Robert Enright in his book Forgiveness is a choice , A Step by Step Process for Resolving Anger and Restoring Hope reminds the reader that forgiveness is for the one doing the forgiving; that holding on to anger and hopelessness for self, a relationship or the community does not improve the emotional, physical or spiritual health of anyone. Sadly us humans are a species who often:
- Expect others to validate their worth.
- Hide their own insecurity by devising a complicated system for assigning sin/bad/immoral/wrong points to the deeds of others.
- Put on a costume of wealth, power, things, clothes, body augmentations, or toughness to disguise insecurity.
- Hide behind a drug or psychological induced numbness.
The 12-step program reminds its members: “None of these were sufficient.” and “We always take us with us.” All too often that “us’ is angry, resentful, numb and just plain miserable. Us is miserable to ourselves and to others. When one is holding on to this us one may feel as if one is covered in so much dirt and grime no number of showers with a GI wire brush will be sufficient to cleanse one. Yet, simultaneously one may expect others to see a body covered in diamonds.
If one is sick and tired of being sick and tired; if one is exhausted from carrying around anger and resentment; if one has worn out the self-flagellation leather whip on oneself then it may be time to try on some new “truths”. For example:
- All of us humans have much more in common than differences.
- If one wants unconditional love one has to give it.
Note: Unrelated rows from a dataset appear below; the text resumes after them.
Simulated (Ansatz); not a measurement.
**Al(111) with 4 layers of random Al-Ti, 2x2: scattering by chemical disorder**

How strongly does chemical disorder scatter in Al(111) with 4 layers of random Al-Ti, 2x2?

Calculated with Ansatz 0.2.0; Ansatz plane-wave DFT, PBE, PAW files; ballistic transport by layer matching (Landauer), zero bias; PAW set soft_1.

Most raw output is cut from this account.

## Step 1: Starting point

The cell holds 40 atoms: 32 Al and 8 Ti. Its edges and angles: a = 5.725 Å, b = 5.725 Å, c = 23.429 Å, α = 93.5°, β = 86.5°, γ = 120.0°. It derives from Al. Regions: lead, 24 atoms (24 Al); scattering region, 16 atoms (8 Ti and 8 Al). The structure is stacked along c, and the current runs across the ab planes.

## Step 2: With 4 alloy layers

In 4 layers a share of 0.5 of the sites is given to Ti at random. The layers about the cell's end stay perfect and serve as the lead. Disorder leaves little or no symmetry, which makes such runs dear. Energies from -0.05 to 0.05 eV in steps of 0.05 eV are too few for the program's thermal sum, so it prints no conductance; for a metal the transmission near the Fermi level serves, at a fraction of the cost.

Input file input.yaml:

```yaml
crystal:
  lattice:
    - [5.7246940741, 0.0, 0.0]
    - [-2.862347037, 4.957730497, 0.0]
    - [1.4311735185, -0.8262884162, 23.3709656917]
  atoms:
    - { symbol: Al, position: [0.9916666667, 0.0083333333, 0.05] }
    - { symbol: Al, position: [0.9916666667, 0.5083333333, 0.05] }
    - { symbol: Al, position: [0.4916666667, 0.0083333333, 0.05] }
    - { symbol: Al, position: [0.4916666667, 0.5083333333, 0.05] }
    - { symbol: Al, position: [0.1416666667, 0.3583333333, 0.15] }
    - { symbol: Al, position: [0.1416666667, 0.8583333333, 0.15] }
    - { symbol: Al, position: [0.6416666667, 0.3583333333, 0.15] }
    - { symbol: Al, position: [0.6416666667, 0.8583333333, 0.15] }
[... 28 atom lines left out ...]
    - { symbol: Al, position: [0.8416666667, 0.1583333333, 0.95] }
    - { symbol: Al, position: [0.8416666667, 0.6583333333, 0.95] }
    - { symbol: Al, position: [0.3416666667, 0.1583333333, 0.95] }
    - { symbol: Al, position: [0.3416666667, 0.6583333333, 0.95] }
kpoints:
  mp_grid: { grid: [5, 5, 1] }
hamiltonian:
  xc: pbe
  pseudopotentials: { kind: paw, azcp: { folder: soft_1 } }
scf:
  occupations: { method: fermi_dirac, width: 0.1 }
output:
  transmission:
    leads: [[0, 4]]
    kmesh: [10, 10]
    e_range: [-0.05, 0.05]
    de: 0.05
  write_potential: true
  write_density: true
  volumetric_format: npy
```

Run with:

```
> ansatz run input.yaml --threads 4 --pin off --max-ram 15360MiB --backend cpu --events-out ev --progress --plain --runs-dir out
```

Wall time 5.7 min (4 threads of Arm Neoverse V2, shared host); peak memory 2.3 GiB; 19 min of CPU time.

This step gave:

- One is not more than or less than.
- The deeds of others are not responsible for one’s unhappiness.
- The expectation that the behavior of others determines one happiness or contentment only adds to one’s own misery.
- All humans are equally deserving of love and acceptance.
At some point in my young adulthood I had an eureka moment. I realized that I could spend a lifetime waiting for certain people to give me the unconditional love I needed to prove I was worthwhile or I could give to others what I wanted. Of course I had known of “the golden rule” since I was a young child, but still I had waited for others to act the way they “should” act before I would release them from my anger and resentment. At the same time I would withhold unconditional love from myself until others gave it to me. My first experiment was treating those with whom I was angry with unconditional love. The second experiment which took a few more years was to treat myself with whom I was angry and resentful with unconditional love. All that dirt and grime began to wash away.
Of course, being the human I am I still have moments of anger and resentment toward others and myself but there is always that loud, internal voice reminding me it is safe, sensible, and “moral” to let go of anger and resentment and replace with unconditional love. This does not ensure that others give unconditional love back but it does give me the internal peace I crave. Internalized anger and resentment are very destructive to self and to others. Indeed “Forgiveness is a choice.” It is also a gift to ourselves as well as others.